However, the Mabit (2:173), another contemporary of Maran, cites the Tzeror HaKessef (student of the Rashba), who also sides with the position of the Radvaz, as does the Ma’aseh Hiyya, who adds that this is especially true in small towns. He explains that while the Gemara asserts that there is no concern of an erring Bet Din; today everyone, even great Torah scholars, are less knowledgeable and prone to error.

Still, most Aharonim reject the opinion of the Radvaz. The Shach says explicitly that even today, one Bet Din may not reexamine the conclusion of another, and this is the conclusion of Rav Refael Yitzchak Mayo as well.[2] He argues that since the Rosh, Rambam, and Bet Yosef all cite the rule of not reexamining a decision of Bet Din without distinguishing between earlier and later generations, we accept this principle for all future generations as well. He adds that even today, as if the losing litigant is allowed to appeal any decision that he wishes, it will cause degradation of the system. Other Aharonim who follow this opinion include the Sho’el U’Meshiv and the Hacham Tzvi  (although his main argument is that it is unfair to the winning litigant to have to undergo another case). Rav Hayim Palacci in Semichat Hachamim authored a long Teshuva on this matter and concludes the consensus is not to reopen a case.

What if Bet Din Just Happened to See the Case?

Even if the rule is accepted that there may be no second-guessing or review, there is one exception mentioned by Rav Hayim Palacci: if the second Bet Din did not intentionally reopen the case but rather just happened to see the ruling, and believe that it is incorrect, then their critique of the decision is acceptable. He explains that in this case, the second Bet Din can’t simply pretend that they didn’t see the ruling; once they have seen it, they must evaluate it as they see fit.

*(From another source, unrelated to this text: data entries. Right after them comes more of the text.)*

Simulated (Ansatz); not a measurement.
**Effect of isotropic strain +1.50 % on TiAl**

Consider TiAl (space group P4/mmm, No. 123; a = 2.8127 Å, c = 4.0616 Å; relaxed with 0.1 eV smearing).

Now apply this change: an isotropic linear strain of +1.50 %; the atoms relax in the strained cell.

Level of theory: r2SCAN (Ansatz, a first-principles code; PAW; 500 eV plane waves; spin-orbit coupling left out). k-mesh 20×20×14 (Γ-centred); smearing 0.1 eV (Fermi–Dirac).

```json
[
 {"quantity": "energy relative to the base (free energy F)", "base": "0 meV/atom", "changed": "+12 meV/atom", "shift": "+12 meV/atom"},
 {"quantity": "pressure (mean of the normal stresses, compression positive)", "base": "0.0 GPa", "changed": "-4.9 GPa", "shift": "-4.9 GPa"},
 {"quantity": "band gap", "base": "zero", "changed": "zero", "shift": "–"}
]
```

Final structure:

Rav Palacci adds that this is a common occurrence, and is included in the Gemara’s case of “To’eh BiD’var Mishna” – a court that errs on an explicit Halacha in the Mishna (or other undisputed Halacha) where the ruling must be retracted. Moreover, he argues that the first Bet Din would be happy to have their ruling overturned if they knew it was wrong, citing the Gemara in Bava Metzia (59b) where even Hashem seems to concede to the opinion of the majority of the Hachamim exclaiming that “my sons have bested me…”

Appeals in Modern Times

During the modern era, this issue of Halachic appeals has become even more relevant, as most Western democracies have a formal system of appellate and review. Consequently, many modern Poskim have needed to confront this question in this context:4

Sofia, Bulgaria: The Hoshen Ha’Efod

The earliest Teshuva on this subject was written in the early 1900s by the Hoshen Ha’Efod. In Sofia, Bulgaria, there was a large meeting of the community heads of Bulgaria, who voted to establish a central Bet Din to serve as an venue to appeal a local Bet Din’s decision. Subsequently, a case arose where the loser wanted to appeal, but the winner responded argued that in his country the accepted custom is not to appeal, while the loser responded that it does not matter, as the Halacha does not sanction such a practice of compelling him to be retried. The Hoshen Ha’Efod leaned strongly to the side that the case may not be reheard, both due to the degradation of the first Bet Din, as well as because of the unfairness to the winner.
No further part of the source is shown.